Max Verstappen is now a 4x world champion and is targeting a fifth one this season. The Dutch entered the sport as a teenager and has already achieved more than many can only aspire to in their careers.
By 2018, Max Verstappen was already established as one of the best talents in F1. However, it was in 2020-21 when his ascension to being the best began as that was when he took the next step with his iconic 2021 last grasp win against Lewis Hamilton.
As the 2025 F1 season looms, Max Verstappen will be targeting his fifth consecutive championship.
With that being said, how do we rank all of his 4 titles? Let's take a look.
Ranking Max Verstappen's 4 titles
#4 - 2022
At no. 4, we have the title win in 2022 which was by no means an ordinary title run. The Red Bull driver started the season on the back foot against Charles Leclerc in his Ferrari. The Italian team was just shot out of the cannon when it came to the performance of the car, and the driver was doing his bit as well.
LeClerc was beating Max Verstappen in a fair fight in Bahrain before the Dutch driver's power unit went up in flames. After a P2 finish in Jeddah, the Monegasque dominated the race in Australia once again before Max Verstappen's engine went kaput.
However, after the race in Australia, the first cracks started to appear in the Ferrari-Charles Leclerc title campaign. Countless strategic disasters coupled with reliability issues meant the title run was never really on.
Max Verstappen, on his part, played the crucial role of making sure that everything was in order when it came to putting together a season with minimal mistakes and maximizing what the car had to offer.
It was a brilliant comeback coupled with an arguably botched title run attempt from Ferrari. While a memorable campaign, Verstappen's remaining three title-winning seasons were even more special.
#3 - 2023
The 2023 F1 season saw Max Verstappen concede only three race wins, and one could argue that two of those were down to misfortune. The Dutch driver was hamstrung by a reliability issue in Jeddah, a bad pit stop/safety car timing in Baku, and a bad car in Singapore.
This was a season of brilliance, consistency, and unrelenting hunger where the 27-year-old wanted to win every race even though he had won 10 before it.
In F1 history, unless something freakish happens in the future, we're unlikely to see a driver pull off another dominant season of this kind, and that's precisely why this season finds itself third in the championship.
#2 - 2024
The 2024 F1 season might just be the best season that Max Verstappen has put together in the eyes of many, and it's very hard to dispute such a claim. The Dutch driver started the season with a dominant car for a quarter of a season.
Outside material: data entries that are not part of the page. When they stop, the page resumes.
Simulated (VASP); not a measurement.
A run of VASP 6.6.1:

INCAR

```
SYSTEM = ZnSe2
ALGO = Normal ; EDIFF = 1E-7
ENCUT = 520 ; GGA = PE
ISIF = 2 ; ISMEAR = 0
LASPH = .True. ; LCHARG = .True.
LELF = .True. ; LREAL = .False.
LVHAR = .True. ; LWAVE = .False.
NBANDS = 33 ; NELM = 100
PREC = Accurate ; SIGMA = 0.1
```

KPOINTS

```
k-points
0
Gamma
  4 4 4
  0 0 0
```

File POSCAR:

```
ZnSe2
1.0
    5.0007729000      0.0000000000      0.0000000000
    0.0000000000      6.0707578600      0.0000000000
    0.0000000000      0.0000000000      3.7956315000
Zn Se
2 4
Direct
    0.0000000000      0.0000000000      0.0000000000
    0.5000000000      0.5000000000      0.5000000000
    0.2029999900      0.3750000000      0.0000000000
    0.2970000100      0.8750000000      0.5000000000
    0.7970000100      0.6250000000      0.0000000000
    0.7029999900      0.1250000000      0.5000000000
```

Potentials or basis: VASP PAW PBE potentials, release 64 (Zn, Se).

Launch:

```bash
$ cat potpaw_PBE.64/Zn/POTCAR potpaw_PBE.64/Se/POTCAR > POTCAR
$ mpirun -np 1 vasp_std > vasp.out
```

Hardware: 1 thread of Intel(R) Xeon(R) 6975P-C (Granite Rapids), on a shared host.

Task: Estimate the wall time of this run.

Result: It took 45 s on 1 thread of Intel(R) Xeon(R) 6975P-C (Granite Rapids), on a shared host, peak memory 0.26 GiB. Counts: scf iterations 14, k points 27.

After that, however, the car's performance nosedived, and before we knew it, Max Verstappen was trying to make sure that he got the maximum points from the car he had under him.
On balance, if we look at the 2024 F1 season, Red Bull was not the best car of the year, as those accolades went to McLaren, and yet Verstappen wrapped up the title with a few races to spare, proving how brilliant a job he had been doing.
Why is it not the first on our list? Well, this has to do with the fact that maybe the opposition was not as capable of mounting a challenge and hence left a lot on the table for Verstappen to take advantage of.
#1 - 2021
At the top of the list is Max Verstappen's title campaign in 2021, and the main reason why this stands out is because he should have never had a chance to win the title. He was quite literally a kid going up against a 7x time world champion driving for a team that had been winning for seven years.
To add to this, on balance (leaving what happened at the infamous Abu Dhabi 2021 out of the picture), Max had been very unlucky at quite a few stages during the season with crashes, reliability issues, and sometimes Lewis Hamilton just getting lucky.
You add all that up, and you still had Verstappen level with Lewis on points heading into the season's last race. The brilliance in that race weekend also cannot be ignored, as Verstappen's qualifying lap was a stunner by all means. Then came Sunday and the last lap of the race.
Sure, he was on old tires, but the point at which he pulled off the overtake surprised Hamilton and caught the Brit unawares. The fact that Verstappen could do it to Hamilton at the peak of his powers and a Mercedes that had forgotten what it meant to lose, was unforeseen and possibly capped off the most competitive season in F1 history.